20 June 2015

In the hall of the mountain king

On the road from Suleimaniya to the lakeside town of Dukkan, just after one of Saddam’s crumbling whitewashed prison fortresses, a small river flows out of a side canyon.  Turning off the main road, you climb above the valley plain, further up, and further in, until modern Iraq has passed away, except for you and the road.  The canyon-valley slopes up and narrows.  Steep sides rise from the gently slanting river bottom.  A ribbon of green laces its way down to civilization.  Here the road forks right to follow the steep walls.  This is the way to Qizqapan, tomb of King Cyaxeres.  

King Cyaxeres of the Medes led the coalition that toppled Nineveh, the capital of ancient Assyria, so despite his current obscurity he was a big deal for the ancient Near East.  And he's claimed in the Kurdish national anthem as an ancestor of the Kurds.

We visited Qizqapan on our way back from Suleimaniya a few days ago, climbing up the valley road until we came to a parking lot with steps along the cliffside to a white scaffold.  The scaffold sits about a meter away from the cliff face and at the top, 15 sheer meters up the side of the rock, is an inset carved gateway.  Two columns flank the door and carvings of humans, animals, and the sun decorate the entrance—along with graffiti. 
When we arrived, five men with guns—off-duty Peshmerga, we assumed—were just leaving.  I wondered why they had brought their guns, and, captivated by the historical romance and resonance of the place, I eagerly imagined they had come for a blessing at the tomb of the king who, twenty-five hundred years ago, had triumphed against the city they were now going off to fight. 

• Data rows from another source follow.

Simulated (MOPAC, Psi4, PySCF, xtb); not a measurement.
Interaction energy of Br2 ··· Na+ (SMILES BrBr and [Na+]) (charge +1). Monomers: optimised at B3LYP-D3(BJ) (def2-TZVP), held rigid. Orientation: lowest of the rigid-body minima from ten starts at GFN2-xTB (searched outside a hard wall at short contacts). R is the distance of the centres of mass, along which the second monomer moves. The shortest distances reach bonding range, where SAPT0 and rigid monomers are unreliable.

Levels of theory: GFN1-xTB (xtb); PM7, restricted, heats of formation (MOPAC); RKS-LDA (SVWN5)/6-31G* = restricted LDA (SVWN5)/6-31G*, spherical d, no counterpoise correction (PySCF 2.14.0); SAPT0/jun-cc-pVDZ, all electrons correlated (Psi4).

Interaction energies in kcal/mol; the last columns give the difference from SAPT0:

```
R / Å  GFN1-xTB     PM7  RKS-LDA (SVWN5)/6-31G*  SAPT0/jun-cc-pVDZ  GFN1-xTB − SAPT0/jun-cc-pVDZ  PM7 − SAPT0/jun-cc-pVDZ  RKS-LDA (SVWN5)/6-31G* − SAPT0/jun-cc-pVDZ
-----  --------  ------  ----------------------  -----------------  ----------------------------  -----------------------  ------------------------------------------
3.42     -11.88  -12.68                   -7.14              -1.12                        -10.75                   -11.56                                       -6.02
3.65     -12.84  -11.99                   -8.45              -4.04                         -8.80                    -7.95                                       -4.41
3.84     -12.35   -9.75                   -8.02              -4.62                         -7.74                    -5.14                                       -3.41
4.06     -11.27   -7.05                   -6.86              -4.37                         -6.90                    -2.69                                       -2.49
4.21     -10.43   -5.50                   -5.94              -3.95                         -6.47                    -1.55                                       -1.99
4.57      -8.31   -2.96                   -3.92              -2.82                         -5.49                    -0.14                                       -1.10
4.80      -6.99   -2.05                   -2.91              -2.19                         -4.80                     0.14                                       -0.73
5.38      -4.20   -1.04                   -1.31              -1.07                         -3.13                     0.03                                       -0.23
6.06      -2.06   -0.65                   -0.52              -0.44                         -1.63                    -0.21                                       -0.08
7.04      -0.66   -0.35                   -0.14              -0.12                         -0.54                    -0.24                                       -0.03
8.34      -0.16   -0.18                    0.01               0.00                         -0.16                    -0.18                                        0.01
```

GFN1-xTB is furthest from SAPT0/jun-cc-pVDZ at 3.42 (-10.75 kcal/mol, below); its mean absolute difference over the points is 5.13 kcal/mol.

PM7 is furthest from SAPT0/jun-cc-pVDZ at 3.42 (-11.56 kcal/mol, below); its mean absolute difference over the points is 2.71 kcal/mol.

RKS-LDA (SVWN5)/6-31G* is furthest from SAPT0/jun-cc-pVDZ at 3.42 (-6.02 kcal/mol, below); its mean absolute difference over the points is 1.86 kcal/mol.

All the graffiti was in Kurdish and Arabic except for this:  “For remembrance we came here, but it was not much worthy.”  Strange that someone would want to record such tepid feeling on something so old.  I can't imagine not being impressed by the carving.  Still I resonated with the words, or at least the desire for resolution.  The whole scene was an unsettling mixture.  An empty tomb—looted God knows how many years before—a lush river valley full of life, and young men marching off to war.